There was a time, back in college, when I laced up boxing gloves and tried to prove myself in a ring. I was not very talented; I did more ducking than hitting. But one night, while sparring with my coach, I tagged him, unsuspecting, and he straightened up and blinked. At that moment, I felt a surge of naked power, almost primitive, as if my blood had thickened and I was bloated with muscle. It was a manly thing I had done. I felt manly. And then he pounded the hell out of me.
A far less pleasant feeling, that was, like putting your head inside a metal drum and rolling down a hill. What amazed me was how quickly I lost my senses; it was less than seven seconds before I could find the corner. My jaw ached the next morning, and my shoulders felt like bricks pinning me to my bed.
That was a long time ago. Today, I will board an airplane and fly to Atlantic City to see a fight. Heavyweights. Larry Holmes vs. Mike Tyson. And just like when I began in this business — when I would arrive a week early, take notes at the workouts, talk with the fighters — this time the main event is just hours after my plane lands. And Saturday morning, as soon as I can, I will fly out.

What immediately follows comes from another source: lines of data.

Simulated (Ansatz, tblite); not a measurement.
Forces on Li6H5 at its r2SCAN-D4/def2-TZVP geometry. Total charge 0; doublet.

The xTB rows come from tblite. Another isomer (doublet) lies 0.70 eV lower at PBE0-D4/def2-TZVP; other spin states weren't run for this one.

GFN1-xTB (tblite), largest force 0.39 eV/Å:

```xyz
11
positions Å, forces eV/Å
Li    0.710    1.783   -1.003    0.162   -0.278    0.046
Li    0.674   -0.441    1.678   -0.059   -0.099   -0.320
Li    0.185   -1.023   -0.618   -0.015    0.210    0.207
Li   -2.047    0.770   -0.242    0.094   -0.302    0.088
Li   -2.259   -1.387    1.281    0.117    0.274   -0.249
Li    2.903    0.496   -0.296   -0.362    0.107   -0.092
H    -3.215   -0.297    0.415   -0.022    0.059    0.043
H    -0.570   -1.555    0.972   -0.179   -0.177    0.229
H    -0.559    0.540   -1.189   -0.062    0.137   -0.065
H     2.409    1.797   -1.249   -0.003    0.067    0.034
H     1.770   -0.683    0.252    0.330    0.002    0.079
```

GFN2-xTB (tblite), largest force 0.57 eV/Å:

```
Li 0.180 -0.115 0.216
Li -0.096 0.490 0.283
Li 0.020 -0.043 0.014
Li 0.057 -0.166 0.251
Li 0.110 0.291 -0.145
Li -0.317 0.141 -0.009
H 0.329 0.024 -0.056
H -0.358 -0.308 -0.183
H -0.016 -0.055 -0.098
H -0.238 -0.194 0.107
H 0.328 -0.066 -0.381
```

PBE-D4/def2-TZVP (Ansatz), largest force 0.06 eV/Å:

Boxing has dimmed; it is embarrassing now. The pre-fight remains cartoonish. The boxer says: “I’ll kill him.” The promoter says: “He’s the greatest.” It’s the worst sort of theater. Everyone is full of it.
Yet I am still going to the fight. Nuts to blood and guts
Why? What is it with boxing? You do what Marvin Hagler and Thomas Hearns did out in the street, they book you for assault. I sat ringside that night in Las Vegas. There was blood on my notebook by the second round. After one brutal exchange, Hearns wobbled away, grinning stupidly.
“Jesus!” screamed the guy next to me. “He’s laughing after that?”
“He’s not laughing,” I mumbled.
Moments later, Hearns was flat on the canvas. His smile, which seemed the height of arrogance, was actually his body saying, “Good night.”
Tonight Larry Holmes, 38, who once promised he would never be as foolish as Muhammad Ali, returns to the ring at the same age Ali finally sank. Soft and powerless, Ali was pounded then by a younger Holmes, and Larry was almost in tears afterward, having demolished a mentor who should never have been fighting.
Yet tonight, Tyson, 21, gets to bang Holmes’ old bones. And if he slaughters the ex-king, it is not likely he will cry.
Nor will anybody else.
“I like the idea of putting $3 million in the bank,” Holmes admitted recently. So much for his motivation. Where is ours? Do we even have any?
Remember that once Ali left the stage, it seemed there were no worthy heavyweight champs. Holmes wore the crown against nameless blobs, until Michael Spinks gained weight and took it away. “Ah, they all stink,” we would say.
We cannot say that now. Mike Tyson is a legitimate champion, all power, from his black trunks to his black shoes with no socks. He has beaten everyone. Yet we’re remarkably uninterested. Why? Perhaps because, unlike Ali, Tyson’s personality is not jolting. He does not scream, does not taunt the world. He is a good fighter. So what?
Norman Mailer once wrote that “ego” was what made Muhammad Ali obsessive to us. We could not ignore him. But these days the sports world has Dexter Manleys, Brian Bosworths, Reggie Jacksons. What’s new about ego anymore?
So Tyson can say, “no man on the planet can beat me,” and people yawn. There are no new boasts left. Personality has cheapened, and when you take personality out of boxing, all you have left is two men slugging each other.
And that, in this violent age, is no big deal. What’s the point?
Duk Koo Kim was killed in the ring by Ray Mancini. George Foreman tries to punch and preach. Ali mumbles, a husk of his old self. The horrors of brain damage are common news now. People cluck their tongues in disgust.
I think the cumulative effect is finally taking hold. Boxing may be great copy — Hemingway and Mailer penned majestic works — but it is brutal, repulsive, bloody, and in today’s world, nearly pre-historic. There’s no point anymore.
And I am still going to the fight. What is wrong with me? That same mix of compulsion and revulsion — the breathy moment when I stunned my instructor, the dizziness I felt after his pounding — still lures me. But it grows weak. I go less. I arrive late. And I imagine I will soon say: “Forget it. I can’t cover this stuff anymore.”
Which will be OK. Maybe I should be saying it already. This much I learned on the canvas of that gym a long time ago — there is only one good conclusion to the seductive punch of boxing: if you’re lucky, you come to your senses.
When we come to ours, the sport will be gone.